– by Lea Diehl
© picture-alliance/Hu Qingming/Imaginechina/dpa
Many questions concerning social standards remain unanswered at the young AIIB.
Considering its economic strength, China is underrepresented in the established international financial institutions (IFIs), where the tone is set by the United States, EU member countries and Japan. The creation of the AIIB was a response to that – as well as an attempt to boost Beijing’s international influence.
The AIIB’s mission is to promote social and economic development, especially in Asia. It grants and facilitates long-term loans that would not be available without it. The bank seeks to strengthen regional cooperation, supporting public as well as private investments.

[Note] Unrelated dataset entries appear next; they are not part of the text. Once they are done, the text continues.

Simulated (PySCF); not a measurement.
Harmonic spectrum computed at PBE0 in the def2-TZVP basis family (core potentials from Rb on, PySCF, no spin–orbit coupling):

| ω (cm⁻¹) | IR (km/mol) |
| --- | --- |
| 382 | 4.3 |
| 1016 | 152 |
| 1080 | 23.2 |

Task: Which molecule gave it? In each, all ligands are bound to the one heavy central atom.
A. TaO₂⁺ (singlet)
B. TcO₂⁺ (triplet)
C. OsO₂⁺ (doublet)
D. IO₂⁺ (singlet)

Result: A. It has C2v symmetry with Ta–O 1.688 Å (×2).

The AIIB’s founding members include European nations. Germany is the biggest European shareholder and holds 4.1 % of the voting rights. Therefore, environmental and human-rights organisations believe that Germany has a special responsibility.
Urgewald is one such organisation. In its view, the AIIB needs to adopt and observe appropriate social and environmental standards, but it is failing on both fronts. In the critics’ eyes, one example is a Indonesian slum upgrading project in the context of which the human rights of women and indigenous people were violated. The project is co-financed by the AIIB and the World Bank.
For a long time, environmental and human-rights organisations have been complaining about established IFIs only applying inadequate environmental and social standards. Now they accuse the AIIB of failing to meet even those standards.
The AIIB cooperates with established IFIs on many projects. Nevertheless, it is their competitor, says Arntraud Hartmann, a member of a standards-monitoring committee at the Asian Development Bank (ADB). She warns that in the long run the desire to attract clients will result in the lowering of standards at all multilateral banks.
In regard to energy projects, for example, the AIIB’s guidelines are less strict than those of the World Bank. The AIIB rules out neither coal projects nor nuclear power, but AIIB President Jin Liqun says the bank’s work is “lean, clean and green”.
According to a Hawaiian critic, the AIIB pays little attention in its day-to-day operations to the grand principles it claims to be committed to. Her point is that the bank lacks transparency and reliable control mechanisms.
This view was shared by experts attending an urgewald meeting to discuss the AIIB in Berlin last month. Many demanded that AIIB involve both its shareholders and civil society in project planning and evaluation processes. A first step – it was suggested – would be to provide earlier and fuller information on projects and complaint mechanisms.
Questionable cooperation partner
Members of the German Bundestag, however, hope to have a positive influence on the AIIB.
Social Democrat Manfred Zöllmer sees German participation as an opportunity to exert pressure on Beijing to adopt appropriate standards in the future. However, he admits that it will take time. “The AIIB needs to observe standards that are not the norm in China and that the Chinese are not familiar with,” says Zöllmer, who is a member of the Bundestag’s finance committee.
How much influence Germany will really have on the environmental and human-rights situation in the target regions is debatable, says Thomas Gambke, who belongs to the Green party. He argues that the AIIB’s European shareholders must cooperate to gain more influence.
Philip Murman of the Christian Democrats says the AIIB might facilitate investments beyond what the Asian Development Bank is doing. In his eyes, for example, there is a great need to invest in rural health care and education.
“The AIIB will try to improve matters,” promises AIIB press spokesman Yuanjiang Sun, pointing out that the AIIB is still in its infancy and plans to work on standards and strategies.